Ana Cortes Garcia has over 20 years of culinary experience, working at hotels, fine dining restaurants and events with thousands of guests. She spent eight years of her gastronomic career in her motherland, Spain, before living in London for five years to further her skills, learning different business models and cooking styles.
Today, she’s the head chef at Beso, a Spanish tapas restaurant that opened in September. Located on the corner of Spencer Street and Flinders Lane in Melbourne, it features floor-to-ceiling windows, leather banquettes and an illuminated marble bar.
Cortes Garcia, who is the former head chef of two-hatted Lee Ho Fook in Melbourne, says she took on the gig at Beso because it allowed her to express her take on Spanish food and cooking style.
“At Beso, we represent the gastronomy and vivacious lifestyle of Spanish tapas culture,” says Cortes Garcias. “We recently changed our floor plan layout, creating a Spanish-style bar right in front of our open kitchen. It’s a pretty and unusual spot to enjoy a drink with some tapas, overlooking our open kitchen.”

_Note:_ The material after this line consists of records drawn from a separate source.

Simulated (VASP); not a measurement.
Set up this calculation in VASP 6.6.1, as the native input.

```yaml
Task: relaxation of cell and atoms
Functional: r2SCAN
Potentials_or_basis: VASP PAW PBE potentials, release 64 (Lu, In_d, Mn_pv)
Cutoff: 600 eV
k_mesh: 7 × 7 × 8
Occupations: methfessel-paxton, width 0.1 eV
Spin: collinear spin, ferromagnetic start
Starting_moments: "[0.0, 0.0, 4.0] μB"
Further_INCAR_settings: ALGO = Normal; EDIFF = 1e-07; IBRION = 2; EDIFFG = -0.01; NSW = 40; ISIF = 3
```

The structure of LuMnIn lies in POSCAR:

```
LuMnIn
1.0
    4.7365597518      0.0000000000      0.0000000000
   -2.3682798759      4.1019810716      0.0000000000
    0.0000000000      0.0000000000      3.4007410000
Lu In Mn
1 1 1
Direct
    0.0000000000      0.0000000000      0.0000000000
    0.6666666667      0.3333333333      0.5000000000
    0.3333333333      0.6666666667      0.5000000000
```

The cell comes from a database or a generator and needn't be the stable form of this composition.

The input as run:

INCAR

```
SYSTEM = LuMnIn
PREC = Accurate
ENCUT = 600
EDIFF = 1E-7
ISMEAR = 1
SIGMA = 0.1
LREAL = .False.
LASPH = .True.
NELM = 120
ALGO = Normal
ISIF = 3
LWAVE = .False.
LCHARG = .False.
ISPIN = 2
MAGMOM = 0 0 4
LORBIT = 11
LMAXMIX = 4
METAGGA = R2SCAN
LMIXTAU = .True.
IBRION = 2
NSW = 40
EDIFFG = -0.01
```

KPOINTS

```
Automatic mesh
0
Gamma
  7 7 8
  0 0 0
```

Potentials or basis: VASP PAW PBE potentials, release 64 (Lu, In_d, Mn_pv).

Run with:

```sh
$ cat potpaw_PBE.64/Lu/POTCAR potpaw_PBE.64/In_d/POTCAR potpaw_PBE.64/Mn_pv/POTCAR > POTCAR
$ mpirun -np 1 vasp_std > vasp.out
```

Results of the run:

Beso’s menu and wine list work closely with local producers, sourcing Spanish produce and pairing Victorian and Spanish wines to match the meals. Much inspiration was found in traditional Andalusian cuisine, which Cortes Garcia grew up eating and is the type of cuisine she loves the most.
“I’m pretty lucky to say that what’s on the menu is literally what I like to eat and how I like to eat it,” she says.
If she were pressed to pick her favourite dish on the menu, though, she says it would be the grilled mandarin and radicchio with ajoblanco. The bread is toasted and rubbed with a clove of garlic. It’s then drizzled with olive oil and presented with a mandarin. This flavour combination is Cortes Garcias’ usual late-night snack and sometimes even her breakfast.
“At Best, we grill the mandarins whole, unpeeled straight on the flames, which make it plump with extremely juicy segments that we carve by order, and warm up with slow-grilled radicchio dressed with olive oil and oloroso or cava vinegar,” she says. “This is all dress with ajoblanco, an ice-cold almond and garlic soup.”
For dessert, she’d recommend the tocino the cielo and orange blossoms caramel, which she says is a silky treat with its origin the resulting byproduct of clarifying sherry wine.
As for when to visit Beso, Cortes Garcia says peak hour is usually at 7:30 pm daily when the room is filled with first diners having their dessert and new orders are coming in. She recommends you start with grilled sourdough and charred aioli, as well as pork jowl chicarrones, a cold cut rolled in homemade picos – crispy breadsticks – with a kick of desert lime togarashi.
Cortes Garcia also recommends trying the grilled golden kiwi with thinly sliced paleta Iberica, which is the shoulder of cured and air-dried Iberian pigs, and the creamy ensaladilla with regana and Olasagasti anchovy, a simple, yet tasty creamy potato salad served with house-made bread crackers with sesame and fennel seeds and Mount Zero olive oil that matches well with the anchovies.
To drink, try the Beso Bask cocktail, inspired by a traditional highball called Vargas and made with red wine lemon syrup and red Vermouth. Wine-wise, a glass of Priorat works well with the grilled mandarin dish. And if you’re having the grilled hangar steak, order a tempranillo.